"the vast majority of those Mixolydian tune book songs are not Mixolydian modal songs. They are Ionian Mode songs being played in Mixolydian DAd using the 6+ fret."
This is correct - or you could play across the strings and use the 2nd fret of the middle string.
This shows the confusion created by calling tunings by mode/scale names. Think of the modes as scales and scale variations. Ionian mode is a fancy name for the major scale, the old do re mi... Myxolydian is a fancy name for the major scale with the 7th note flatted. (Aeolian and Dorian are fancy names for two kinds of minor scales.)
On most modern dulcimers (w a 6.5 fret):
When tuned DAD you play an ionian/major scale from 0 (open) to the 7th fret using the 6.5 fret and skipping the 6th fret.
When tuned DAD you play a myxolydian/flat-7 scale from 0 to 7th fret using the 6th fret and skipping the 6.5 fret.
DAD tuning was called "myxolydian" because on the original dulcimers - with NO 6.5 fret - it is the only scale you could get going from open to the 7th. Also, that's how you MUST tune the dulcimer to play a song like Old Joe Clark that uses a flat 7th (on 'Clark': 4 - 5 - 6 - 5 - 4 - 3 - 2...)
To play an ionian/major scale on a trad dulcimer - with no extra frets - you MUST tune to DAA, and the scale starts with the D that's now at the 3rd fret, and you play 3 - 10 on the frets. If you tune DAA on a modern dulcimer, you still play 3 - 10 for the major scale, but you have to make sure to skip the 6.5.

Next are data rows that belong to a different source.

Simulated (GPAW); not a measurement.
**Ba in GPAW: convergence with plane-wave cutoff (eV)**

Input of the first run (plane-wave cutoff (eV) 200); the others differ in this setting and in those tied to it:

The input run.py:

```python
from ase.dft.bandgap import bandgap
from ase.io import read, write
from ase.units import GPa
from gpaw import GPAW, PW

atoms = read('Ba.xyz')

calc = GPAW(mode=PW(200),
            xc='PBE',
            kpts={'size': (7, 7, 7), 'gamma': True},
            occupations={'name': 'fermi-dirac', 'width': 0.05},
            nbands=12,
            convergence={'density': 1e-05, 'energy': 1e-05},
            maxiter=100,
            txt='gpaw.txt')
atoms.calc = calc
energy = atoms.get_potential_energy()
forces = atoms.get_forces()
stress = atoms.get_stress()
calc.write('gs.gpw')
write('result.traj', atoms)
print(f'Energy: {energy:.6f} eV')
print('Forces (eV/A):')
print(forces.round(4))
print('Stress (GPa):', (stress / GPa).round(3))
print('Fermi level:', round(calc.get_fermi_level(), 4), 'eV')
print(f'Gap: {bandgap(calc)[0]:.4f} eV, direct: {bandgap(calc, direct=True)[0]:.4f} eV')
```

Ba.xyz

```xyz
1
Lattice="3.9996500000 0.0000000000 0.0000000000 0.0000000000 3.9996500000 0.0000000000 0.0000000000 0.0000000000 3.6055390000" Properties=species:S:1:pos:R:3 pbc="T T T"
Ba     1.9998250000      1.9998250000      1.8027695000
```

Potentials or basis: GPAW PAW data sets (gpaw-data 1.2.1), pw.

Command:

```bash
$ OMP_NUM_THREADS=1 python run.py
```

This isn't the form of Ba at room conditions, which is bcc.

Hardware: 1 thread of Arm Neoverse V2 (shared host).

That's why DAA tuning became called "Ionian" - b/c that's the way you have to tune to get a major/ionian scale on a traditionally fretted dulcimer.
With the 6.5 fret (or playing across the strings) you can find the pure major scale songs even if you're in DAD tuning.
Bottom line: It's NOT really the tuning that is "myxolydian" - it's that that tuning allows you to play the myxolydian scale, in particular on a dulcimer with no extra frets. Same with all the other Greek names.
I tend to stay in DAD because I can play either mode with no retuning. However, you can't play a D-myxolydian scale on a dulcimer tuned DAA - unless you use the bass string.
I think of the DAD tuning as 'containing' the DAA within it - on that middle, A, string - but not vice versa.
Hope that makes sense. It can be a little confusing!